- UK confirms October hack of Foreign Office system, data possibly stolen
- Risk to individuals considered low; The investigation continues, the attribution is unclear
- Chinese state actors are suspected but not officially confirmed
The UK government has confirmed speculation that classified government servers were hacked and accessed by threat actors raised by former chief adviser Dominic Cummings.
Reports assessed (as did Cummings) that Chinese state-sponsored threat actors broke into a British government system in October and possibly stole data such as visa information.
Now Trade Secretary Chris Bryant has confirmed the findings on BBC Breakfast but downplayed the importance of the hit. According to the BBC, a threat actor broke into a system run by the Foreign Office on behalf of the Home Office. The break-in was resolved “fairly quickly” and a more thorough investigation is currently underway.
Part of modern life
Bryant would not confirm or deny that it was a Chinese threat actor, saying investigators “simply don’t know yet” who is responsible.

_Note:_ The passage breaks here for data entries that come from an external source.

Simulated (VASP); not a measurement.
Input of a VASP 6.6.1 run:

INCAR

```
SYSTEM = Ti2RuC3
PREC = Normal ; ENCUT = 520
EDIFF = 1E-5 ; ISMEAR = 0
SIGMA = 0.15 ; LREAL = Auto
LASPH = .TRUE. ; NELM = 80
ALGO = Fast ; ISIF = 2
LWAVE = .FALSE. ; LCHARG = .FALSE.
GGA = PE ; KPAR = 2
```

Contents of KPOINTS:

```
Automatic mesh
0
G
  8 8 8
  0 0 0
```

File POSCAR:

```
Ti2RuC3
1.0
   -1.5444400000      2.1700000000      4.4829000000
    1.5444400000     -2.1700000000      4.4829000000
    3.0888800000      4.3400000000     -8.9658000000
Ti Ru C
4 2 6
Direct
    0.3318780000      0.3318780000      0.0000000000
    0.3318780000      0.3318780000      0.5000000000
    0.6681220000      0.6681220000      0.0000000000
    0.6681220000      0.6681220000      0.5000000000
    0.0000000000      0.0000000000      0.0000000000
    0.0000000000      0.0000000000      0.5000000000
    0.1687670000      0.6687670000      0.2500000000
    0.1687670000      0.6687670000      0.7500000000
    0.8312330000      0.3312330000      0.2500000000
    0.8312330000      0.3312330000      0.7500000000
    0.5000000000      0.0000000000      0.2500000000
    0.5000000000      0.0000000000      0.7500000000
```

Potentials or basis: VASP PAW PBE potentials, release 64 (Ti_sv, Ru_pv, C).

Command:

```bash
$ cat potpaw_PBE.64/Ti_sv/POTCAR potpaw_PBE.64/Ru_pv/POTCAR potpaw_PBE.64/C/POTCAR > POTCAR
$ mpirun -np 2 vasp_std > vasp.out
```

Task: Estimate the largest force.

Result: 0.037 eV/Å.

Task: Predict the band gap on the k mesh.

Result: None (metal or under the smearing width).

He played down the importance of the individuals and insisted; “We believe it’s a fairly low risk that individuals have been compromised or affected.”
He also said that “government facilities are always going to be potentially targeted” and that investigators are now “working through the ramifications of what this is.”
“This is part of modern life that we have to tackle and deal with,” he concluded.
For years, government agencies and private cyber security organizations in the West warned of coordinated, organized and large-scale cyber attacks coming from China. Several threat actors, including Volt Typhoon, Salt Typhoon, APT27, Mustang Panda, have reportedly targeted critical infrastructure, telecommunications companies, governments, think tanks and journalists in an attempt to disrupt key organizations and steal valuable information.
In his first term, the Trump administration even banned Huawei from building out the country’s 5G infrastructure, saying the Chinese government could force the company to install backdoors for wiretapping and cyber espionage.
China has always vehemently denied such accusations, claiming instead that the US is the world’s biggest “cyber bully”.